Each year, our Good Neighbor Awards honor some of the dedicated neighbors who volunteer their time to help seniors and people with disabilities get the resources and support they need to age and thrive in their own homes and neighborhoods. We are delighted to honor Cathy as our 2017 Good Neighbor Honoree for the Park Merced/University Park Food Network.
There’s not much Cathy Russo won’t do to help people. She’s involved with a number of service organizations, including Parkmerced/University Park Food Network (PUP).
“It’s nice to be doing something. It’s so wonderful to be doing this for people, to know you can help people,” Cathy said.
Delivering Groceries and Community Connections

Cathy is not only recreating the small town of her youth but is also making connections between her vast experience and her commitment to “making it good” for others.

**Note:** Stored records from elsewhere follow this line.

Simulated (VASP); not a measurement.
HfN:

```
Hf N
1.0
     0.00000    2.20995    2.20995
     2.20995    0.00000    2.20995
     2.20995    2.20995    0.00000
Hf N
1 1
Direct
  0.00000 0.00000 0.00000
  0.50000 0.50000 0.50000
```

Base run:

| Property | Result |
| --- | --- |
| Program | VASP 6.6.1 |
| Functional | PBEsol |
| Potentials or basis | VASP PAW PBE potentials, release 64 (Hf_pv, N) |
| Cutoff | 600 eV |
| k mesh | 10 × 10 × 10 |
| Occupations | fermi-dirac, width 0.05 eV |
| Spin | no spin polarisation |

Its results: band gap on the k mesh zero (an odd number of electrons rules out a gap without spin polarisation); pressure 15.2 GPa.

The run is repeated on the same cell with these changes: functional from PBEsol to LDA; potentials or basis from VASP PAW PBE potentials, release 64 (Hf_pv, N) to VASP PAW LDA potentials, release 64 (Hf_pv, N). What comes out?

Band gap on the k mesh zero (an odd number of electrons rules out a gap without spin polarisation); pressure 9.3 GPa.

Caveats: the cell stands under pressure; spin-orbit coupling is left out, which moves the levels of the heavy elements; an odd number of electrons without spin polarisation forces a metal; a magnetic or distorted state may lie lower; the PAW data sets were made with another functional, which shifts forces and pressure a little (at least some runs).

PUP delivers grocery boxes to seniors living in the Park Merced and University Park North complexes on the southwest side of the city. But like all food delivery programs, PUP is more than simply a grocery program, explained Cathy, a Community Living Campaign Good Neighbor Honoree.
“We visit. We’re not in a rush to deliver. Sometimes, when they want to talk, we stay 20 or 30 minutes. They’re our neighbors. We’re making a community connection.”
PUP delivered its first groceries to three families in 2011, and Cathy was there from the beginning: sorting, packing, loading, driving and her favorite, delivering the groceries. Today, the program serves 28 families, delivering groceries from the San Francisco Marin Food Bank as part of the San Francisco Department of Aging & Adult Services’ Home Delivered Grocery program on the first and third Tuesday of the month.
Lifelong Commitment to Educating and Connecting Neighbors

Cathy has been part of the Park Merced Food Network since the beginning. “We visit. We’re not in a rush to deliver…They’re our neighbors. We’re making a community connection,” she says.
Cathy grew up on the family farm in a small community near Castroville. After graduating from a two-room school where she “knew everything about everyone,” Cathy went on to earn an elementary teaching certificate at San Jose State University, returning home every weekend to help on the farm. After some years teaching, she went back to school for a degree in social work.
When Cathy realized that what she really wanted to do was to help seniors, she enrolled in the gerontology department at San Francisco State University, where she received her master’s degree in 1977.
Now retired, Cathy remains active. In addition to her involvement with the Community Living Campaign and PUP, she also volunteers with the Coalition of Concerned Legal Professionals, and is a member of the Advisory Council to the San Francisco Commission on Aging. “It’s a continuation of Cathy’s lifetime of service, of trying to take care of everybody,” said Karen Holt, CLC’s Park Merced Community Connector.
Up next, Cathy is planning to connect one of the families in the PUP program with a coalition attorney and help another neighbor who is worried about being evicted. “It’s wonderful. We only have to help connect them to services. We don’t have to solve their problems,” she said
It seems that in volunteering with PUP, Cathy is not only recreating the small town of her youth but is also making connections between her vast experience and her commitment to “making it good” for others.